On this day in 1834, President Andrew Jackson was censured (or condemned) by the Senate for withholding a paper that he had read to his cabinet regarding his defunding of the Bank of the United States. In the past two years, President Obama has also withheld documents from the Senate, even invoking executive privilege to do so.
With the president also withholding hundreds of thousands of documents from the people, it seems that if the Senate of 1834 were still in power, President Obama would likely be censured just as President Jackson was 179 years ago.
In 1831, President Jackson decided to dismantle the Bank of the United States, claiming that it privileged the rich over the poor, was not subject to the same restraints as private banks (as it could engage in unsafe banking practices), was unfairly funded and backed by taxpayer money, and had too many foreign investors. Thus, when the Senate passed a bill to renew the bank’s charter, Jackson used his presidential veto to prevent the bank’s continued existence. Afterward, Jackson held a meeting with his cabinet which generated classified documents regarding the veto.
The Senate soon learned of this meeting and later requested the cabinet’s papers, which Jackson refused to release. In 1834, with anti-administration senators in power, ten weeks of debate led the Senate to vote in favor of censure of the president by a vote of 26-20.

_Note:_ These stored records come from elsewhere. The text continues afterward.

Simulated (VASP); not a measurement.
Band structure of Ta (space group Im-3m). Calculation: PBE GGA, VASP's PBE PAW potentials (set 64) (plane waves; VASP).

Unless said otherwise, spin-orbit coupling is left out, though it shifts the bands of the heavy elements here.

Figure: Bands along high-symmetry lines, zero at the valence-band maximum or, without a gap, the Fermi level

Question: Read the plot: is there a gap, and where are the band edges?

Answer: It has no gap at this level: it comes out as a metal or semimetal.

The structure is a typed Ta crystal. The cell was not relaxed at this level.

Fast-forward 179 years to the day and President Obama is accused of possibly withholding documents (with most of the accusations coming from Republicans) in regard to the 2009-2011 Operation Fast and Furious gunwalking scandal. Operation Fast and Furious allowed known or suspected gun smugglers to purchase weapons in Arizona so that these smugglers could be tracked and eventually shut down. Many of these weapons ended up at murder scenes in both the U.S. and Mexico, and even resulted in the death of a U.S. Border Patrol agent.
The current administration has also been accused of withholding documents requested by the Senate on the 2012 Benghazi attack. Senators are requesting more information regarding the death of four American citizens, including U.S. Ambassador J. Christopher Stevens, who died during an assault on the American embassy in Libya. Senator Rand Paul, who was later joined by four other senators, even went so far as to filibuster the Senate for more information regarding the attack. The president is fortunate that today’s Senate is not as vicious as the Senate of 1834, but his administration still lacks overall transparency.
A record 479,000 document requests made by the people in 2012 were rejected, according to the Associated Press. And while the president may have also responded to a record number of requests (603,000), many of these responses were incomplete as only partial information was given (see image below).
As you can see, even responses to information requests are sometimes incomplete, making transparency a weak point in the current administration.
With President Obama’s denial of Senate requests for documents and the record number of information requests by the people, the president’s record on transparency is a far cry from his promised "most open and transparent [administration] in history." The president should count his lucky stars that he does not live in 1834, or he may very well have been censured by the Senate for withholding documents and lacking transparency.